Samsung's new Galaxy Gear wearable smartwatch device and Samsung Galaxy Note 3 integrate Nuance Communications' voice and language capabilities as part of Samsung's expanding lineup of S-Voice powered devices.

This marks the first use of Nuance's voice and intelligent systems-based technology into the wearables category as part of a larger expansion of Nuance Cloud Services. Samsung already integrated Nuance's voice technology across handsets, tablets, and TVs.

"This is the first iteration, just like tablets when they came out," says Gary Clayton, chief creative officer at Nuance.

"You will talk to the watch and the watch will talk to you. And, then it will have a personality. Secondly, this kind of single set of functions will manifest across lots of different devices and operating systems. There will be many similar devices in the future," he predicts.

People can communicate with these devices through voice and natural language, allowing the user interface to become almost invisible and the experience an organic interaction as part of the day to day, Clayton says.

With the Samsung Galaxy Gear smartwatch, users can call, text, schedule, open social channels, set alarm, and search the weather, among other commands. "Speech elevates the handiness of such devices. Because it can connect to our cloud services, it can access much of the same kinds of data that our phone apps or desktop apps can access, such as contact info or calendar info," Clayton says.

Wearable voice-enabled devices, Clayton says, are here to stay.

"Intelligent systems will continue to drive an exciting future for wearables, where ambient and artificial intelligence will seed a generation of wearables that adapt and predict a person's needs with assistant-like precision, understanding context, preferences, and a range of information relevant to the user, and, through both voice and gesture backed by NLU."

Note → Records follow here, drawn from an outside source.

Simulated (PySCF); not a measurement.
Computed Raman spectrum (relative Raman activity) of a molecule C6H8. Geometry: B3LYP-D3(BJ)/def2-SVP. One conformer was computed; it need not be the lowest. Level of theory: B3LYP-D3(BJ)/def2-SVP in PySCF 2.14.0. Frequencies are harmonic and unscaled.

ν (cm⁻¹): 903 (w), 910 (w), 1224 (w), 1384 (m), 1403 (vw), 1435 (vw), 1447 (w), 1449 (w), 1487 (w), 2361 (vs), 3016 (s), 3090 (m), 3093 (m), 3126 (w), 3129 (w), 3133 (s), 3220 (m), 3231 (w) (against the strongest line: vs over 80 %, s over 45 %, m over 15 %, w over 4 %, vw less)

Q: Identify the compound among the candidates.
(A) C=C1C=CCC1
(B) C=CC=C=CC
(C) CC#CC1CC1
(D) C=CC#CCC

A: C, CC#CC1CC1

Clayton also cites data from Strategy Analytics that projects 15 million wearable tech devices to be sold worldwide in 2013; sales are predicted to increase to 75 million devices by 2017.

"There is no end for the possibilities of voice. It's rapidly evolved and is no longer simply recognition and speech synthesis," Clayton contends. "Voice is now an incredibly sophisticated system built on language understanding and [artificial intelligence] that ultimately simplifies the way we can converse with devices."